Le violon d'Ingres by Man Ray
The voice, if you think about it, is a very strange instrument. Unlike a flute which uses air and manipulation of the fingers, or a violin that uses a bow, resonating chamber and strings, in singing, the instrumentalist and the instrument are one and the same. And unlike an instrument which has a fixed body, singers change the shape of their instrument whenever they move their throat, tongue and jaw.
It’s thanks to this flexibility that we humans have such an amazing variety of sounds at our disposal. Just look at the plethora of languages in the world. And like chickens that have forgotten their wings can be used for flying, there are probably sounds we can make that we don’t even realize we can. Part of the fun of singing is that it gives us permission to explore those sounds.
Nearly every vocal experiment is an exploration of resonance. If you imagine for a moment that we are headless, the sound our vocal cords would make all by themselves would be like that a trumpet player’s lips make without the actual trumpet. It’s the body of the trumpet (and in a singer’s case, the throat, mouth and nasal cavities) which resonates with the flow of air, vibrating and amplifying it to make actual recognizable notes.
The way your voice resonates is determined by the body of your instrument: the anatomy and bone structure of your head, which you can’t control, but also by your tongue, throat and soft palate (mouse-over definition) which you can. To see just how much control you have, try this exercise:
Singing up and down a scale (do-re-mi-fa-sol-fa-mi-re-do), experiment with the following:
1. On a round “oh” vowel, increase the space in your pharynx by relaxing your throat and lowering your larynx 1 cm, while at the same time widening your laryngeal ventricle and pyriform sinuses.

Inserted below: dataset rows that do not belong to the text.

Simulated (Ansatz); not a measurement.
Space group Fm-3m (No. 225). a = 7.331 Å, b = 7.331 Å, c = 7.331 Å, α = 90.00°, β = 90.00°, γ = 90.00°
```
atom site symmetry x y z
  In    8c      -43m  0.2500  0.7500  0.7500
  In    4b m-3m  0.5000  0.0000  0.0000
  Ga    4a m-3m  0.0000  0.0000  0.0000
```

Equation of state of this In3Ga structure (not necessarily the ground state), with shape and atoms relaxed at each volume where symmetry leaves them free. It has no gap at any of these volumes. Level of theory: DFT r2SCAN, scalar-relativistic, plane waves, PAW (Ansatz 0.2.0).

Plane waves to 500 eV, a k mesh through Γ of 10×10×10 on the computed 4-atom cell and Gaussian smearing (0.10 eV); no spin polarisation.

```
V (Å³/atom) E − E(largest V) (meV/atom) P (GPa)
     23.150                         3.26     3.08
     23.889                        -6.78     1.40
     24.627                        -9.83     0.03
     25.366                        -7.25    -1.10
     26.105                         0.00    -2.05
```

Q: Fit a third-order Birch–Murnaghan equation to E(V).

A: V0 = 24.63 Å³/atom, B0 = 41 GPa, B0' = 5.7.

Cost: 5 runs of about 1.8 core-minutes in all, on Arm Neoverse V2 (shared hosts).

2. Now, on an “ee” vowel, try lifting your larynx back to its original position, firming the tonus of your throat walls and lifting your soft palate so it closes off the nasal port.
Did you end up with a rich, dark tone full of depth for the first exercise, and a bright tone full of ring for the second? No? Well, just in case you are still doubting yourself, this exercise was to prove that, while we have an amazing amount of control over our resonators, little of it is direct or conscious. Resonance is where voice lessons get weird, because teachers must employ imagery and the illusion of “placement” to help the student brighten or darken the voice. Try the same two exercises on a scale again, (the first for a darker resonance and the second for a brighter one) but in singing terms:
1. As you inhale, focus on the sensation of the beginning of a yawn. Feel how your jaw hinges down, the throat deepens, and the space in the back of your mouth increases. Sing on “ah” or “oh” from this sensation.
2. Now, cultivate the feeling of an inner smile. Direct the sound vibrations to your upper front teeth as you sing on “ee”.
Scientifically singing, a bright voice has strong high partials (“ring”), and a darker voice strong lower ones (richness). How much of either you incorporate is largely a matter of taste, but the best voices find a comfortable balance and move flexibly between both.
One of the easiest and most common ways to add resonance to the voice is simply by listening and imitating. A good teacher should be able to demonstrate both. In case this way of talking about resonance is new to you, here are some audio examples:
Just as we use different tones of voice when we speak to get our point across, the amount of brightness or darkness a singer uses will vary from song to song, from style to style, and from one person’s preferences to the next. Have fun exploring both, and never underestimate all that your voice can do.